2- The most commonly used functions can be implemented into and called from teachpacks.(Or “Abstraction” if you like to use no more then one word)

In our projects, we always try to implement generalised functions to be able to use them in our later projects. If we, let's say, create multiple teachpacks for each kind of theme (such as list processing, drawing, playing sounds ect.), we'd just need to add the teachpack to DrScheme and use the functions whenever we need them, without having to design and implement them over and over again. This is a commonly used thing during the development process of any kind of software. I am building libraries of the things I do a lot when I'm programming as well, and I'm using them on other projects when I need.

3- The more powerful implementations of Scheme may be used within the less powerful ones

Well, the title says it all. You can prepare a teachpack with the advanced student language in DrScheme with keywords, which don't exist in the beginning student language. Let's say we want to draw a circle to the screen using the beginning student language. Because the beginning student language doesn't have the “circle” function defined within, we can't do that without using a teachpack which was written in a more powerful teachpack which provides us the function needed. (Think or world.ss: It needs lots of imperative functions to be able to run, but when you add world.ss into Dr.Scheme, you don't even have to know what “imperative” means when you're designing and implementing an animation.)

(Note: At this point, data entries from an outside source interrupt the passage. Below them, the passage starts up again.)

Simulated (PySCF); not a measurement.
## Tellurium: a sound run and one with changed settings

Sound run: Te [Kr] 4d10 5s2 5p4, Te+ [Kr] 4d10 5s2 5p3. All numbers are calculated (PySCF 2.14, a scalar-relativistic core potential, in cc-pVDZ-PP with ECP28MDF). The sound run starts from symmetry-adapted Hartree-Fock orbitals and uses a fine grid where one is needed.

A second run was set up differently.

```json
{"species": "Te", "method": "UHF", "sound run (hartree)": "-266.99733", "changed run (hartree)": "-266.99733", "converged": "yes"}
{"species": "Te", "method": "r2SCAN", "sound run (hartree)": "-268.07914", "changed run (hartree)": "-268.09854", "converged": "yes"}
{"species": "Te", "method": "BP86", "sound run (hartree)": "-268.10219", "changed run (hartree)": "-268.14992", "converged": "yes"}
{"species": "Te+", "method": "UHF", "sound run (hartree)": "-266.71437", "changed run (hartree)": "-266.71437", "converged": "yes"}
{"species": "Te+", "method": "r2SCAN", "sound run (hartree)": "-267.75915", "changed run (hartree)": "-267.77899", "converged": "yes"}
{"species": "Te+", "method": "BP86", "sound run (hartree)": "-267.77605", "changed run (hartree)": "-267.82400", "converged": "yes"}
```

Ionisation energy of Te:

Why do we need to prepare a teachpack?

Our ultimate goal is providing a way to use the WiiMote on the DrScheme environment to be able to do stuff like these, which should be as simple as a first year student's regular project. Well, that's not possible without the use of a library. It's a pretty big and complex job to do that, and to simplify it, we're going to use the help of teachpacks. Just like we use world.ss for mouse and keyboard inputs, we want the students to be able to use the input from WiiMote as well. Without teachpacks, they would have to design and implement complex functions to “listen to what WiiMote says”. We will also have to use a more powerful language to access the input the computer receives from WiiMote to do that.

Alright, we're going to prepare a teachpack, but how?

It's not that much different from everything we did in class this year. First we should build a module, in which we will place everything else. Just like this:

(module dummy mzscheme

...)

The “module” function is the main function of the teachpack; everything in the teachpack must be in that function, otherwise it wouldn't work. The first parameter the function receives is the name of the teachpack, and it should be the same with the name of the teachpa

ck file we are going to create: “dummy.ss”. The second paramether is the language of the teachpack we are going to use. I chose mzscheme for the example teachpack. Note that the language you are using during the implementation of the code should be mzscheme also. Now let's keep going:

(module dummy mzscheme

(require (lib "defmacro.ss" "mzlib"))

...)

The “require” function adds the requested library to the code, just like adding a teachpack into a project. The “defmacro.ss” library is required for defining macros. The “lib” function just calls the file in the folder in DrScheme's “collects” folder. In our example, it calls “.../PLT/collects/mzlib/defmacro.ss” file and lets us use it. Let's define a function now:

(module dummy mzscheme

(require (lib "defmacro.ss" "mzlib"))

(provide addfive addthree)

(define-macro (addfive n)

(+ 5 n))

(define (addthree n)

(+ 3 n))

(define (addtwo n)

(+ 2 n))

)

With the “provide” function we're telling the program that we're going to define “addfive” and “addthree” functions for external use (external use as in the user will be able to call those functions). Just below that, we define a macro and some functions. Defining a macro is not necessary actually, I defined one just so you can see the benefits of the library we added. After doing that, we can now save our file with the .ss extension and use it as a teachpack. Note that the addtwo function cannot be used because it was not provided to the user.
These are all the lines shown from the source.